The Malay Mail Online
JULY 29, 2014
KUALA LUMPUR, July 29 — After over 12 days of exposure to looters, amateur searchers, and now debris from nearby battles, experts on the ground believe that evidence from MH17’s crash site in eastern Ukraine may be too contaminated to be of much use to investigators.
According to CNN, one frustrated official labelled the site “one of the biggest open crime scenes in the world” after a team of Dutch and Australian investigators were forced to turn back yesterday due to nearby clashes between Ukrainian forces and Russia-backed separatists.
The 45-member team, which was accompanied by officials from the Organisation for Security and Co-operation in Europe (OSCE), were left frustrated by the fighting which, according to reports from wire agencies, may have destroyed parts of the site where the aircraft’s remains still lie.

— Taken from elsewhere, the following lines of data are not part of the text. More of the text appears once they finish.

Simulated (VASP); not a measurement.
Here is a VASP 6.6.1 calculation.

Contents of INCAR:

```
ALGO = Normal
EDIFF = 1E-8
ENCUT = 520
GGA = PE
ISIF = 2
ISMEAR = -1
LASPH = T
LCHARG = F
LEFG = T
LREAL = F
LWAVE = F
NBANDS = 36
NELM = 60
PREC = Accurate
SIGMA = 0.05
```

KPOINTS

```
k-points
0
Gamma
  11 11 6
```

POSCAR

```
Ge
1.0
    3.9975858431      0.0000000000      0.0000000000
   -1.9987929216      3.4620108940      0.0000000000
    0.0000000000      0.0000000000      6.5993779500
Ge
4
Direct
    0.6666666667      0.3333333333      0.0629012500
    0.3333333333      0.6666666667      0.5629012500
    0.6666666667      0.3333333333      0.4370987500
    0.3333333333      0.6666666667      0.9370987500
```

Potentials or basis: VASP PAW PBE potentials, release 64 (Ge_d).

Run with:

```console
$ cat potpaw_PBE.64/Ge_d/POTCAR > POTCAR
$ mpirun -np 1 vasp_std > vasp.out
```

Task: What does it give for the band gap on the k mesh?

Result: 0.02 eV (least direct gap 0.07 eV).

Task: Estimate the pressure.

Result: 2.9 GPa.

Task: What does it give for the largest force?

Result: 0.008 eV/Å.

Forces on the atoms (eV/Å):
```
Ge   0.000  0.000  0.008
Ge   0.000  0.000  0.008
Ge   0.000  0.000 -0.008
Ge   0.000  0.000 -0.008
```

AFP reported Vladimir Antyufeev, the self-styled deputy chief of the “Donetsk People’s Republic” as saying that the Ukrainian army has now “taken over part of the crash site”.
The situation on the ground now “is very complicated, it is not a secret”, the rebel leader added, AFP added.
OSCE spokesman Michael Bociurkiw told CNN that on-site experts are growing “sick and tired” of being delayed. Continue reading “Tampered MH17 site not likely to yield new clues, experts say”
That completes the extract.